Search code examples
postgresqlpostgis

Why does updating a table in PostgreSQL need disk storage?


I need to update a column in a PostGIS database.

I want to do that with this:

UPDATE 
  cj_geometry 
SET 
  groundgeometry = CASE WHEN NOT ST_IsValid(groundgeometry) THEN ST_Multi(
    ST_CollectionExtract(
      ST_MakeValid(groundgeometry), 
      3
    )
  ) ELSE ST_MakeValid(groundgeometry) END

It's around 65.000.000 lines.

I let it run for an hour or so, then realized that there is no space left on device, so I quit the query and restarted the database. It did restart, but it's now super big, without new data. So two questions:

  1. How do I get it back to its original size?
  2. Why does this use so much disk space? How can I avoid this?

Solution

  • Postgres does not release storage back to the OS by default. Databases tend only to grow, so there's not much call to release storage back. Postgres keeps this storage around so that future inserts and updates and simply reuse space that points to dead tuples. This is faster than asking the OS to extend the size of the file.

    Reclaiming Disk Space

    To reclaim assigned storage you can do a full vacuum. This essentially transfers the table to a new file, compacting the backing-file to its smallest possible size. This requires that you have enough space to store the old backing-file and the new-backing file simultaneously. So if you are very low on disk space, then this may not be an option.

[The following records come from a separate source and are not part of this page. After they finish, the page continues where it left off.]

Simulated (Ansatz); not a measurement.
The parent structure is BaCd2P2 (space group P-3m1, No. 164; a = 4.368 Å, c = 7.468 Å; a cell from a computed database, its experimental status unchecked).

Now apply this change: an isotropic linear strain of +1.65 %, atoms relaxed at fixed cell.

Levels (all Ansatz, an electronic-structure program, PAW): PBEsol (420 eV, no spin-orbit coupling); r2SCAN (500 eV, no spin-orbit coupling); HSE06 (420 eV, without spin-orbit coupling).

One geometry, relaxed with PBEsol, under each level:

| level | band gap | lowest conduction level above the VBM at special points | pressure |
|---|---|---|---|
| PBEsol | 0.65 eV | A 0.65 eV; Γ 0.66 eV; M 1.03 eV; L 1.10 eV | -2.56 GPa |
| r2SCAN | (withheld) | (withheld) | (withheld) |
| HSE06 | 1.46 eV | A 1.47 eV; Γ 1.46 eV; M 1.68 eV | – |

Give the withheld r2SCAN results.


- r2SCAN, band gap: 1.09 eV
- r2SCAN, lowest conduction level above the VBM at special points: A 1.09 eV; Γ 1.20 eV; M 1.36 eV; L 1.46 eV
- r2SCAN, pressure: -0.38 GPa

    VACUUM (FULL) mytable;
    

    If you cannot do a full vacuum because of limited disk space, then your only options are to dump and reload the table, or to transfer the table to and from a tablespace on a different disk (mentioned in more detail below). Other the two, dump and reload is perhaps the simpler option. You need to dump/export the table to a different host or partition, truncate/drop the table, and then load/import the table again. This may require you to (temporarily) drop any foreign key constraints that point to your table. As such, to keep database integrity, you must stop and prevent any other users from accessing the database whilst you are performing this process. Once you have restored all the dropped constraints you can re-enable access to the database.

    Tablespaces

    If you do not have enough space on the current disk that hosts your postgres data directory, but you do have a separate disk on your host that does have enough space, then you can use it to trim the table without the data ever leaving the postgres server. This approach has the benefit of postgres being able to maintain its ACID guarantees without any manual assistance from you. To do this you need to:

    1. Mount the disk
    2. Initialise a data directory on the mount point (owned by the postgres user)
    3. Create a tablespace that points to this directory
    4. ALTER TABLE to use this new tablespace. This will transfer the table to your other disk, compacting it as it goes.
    5. Transfer the table back to the original tablespace
    6. Drop the tablespace, and unmount the disk.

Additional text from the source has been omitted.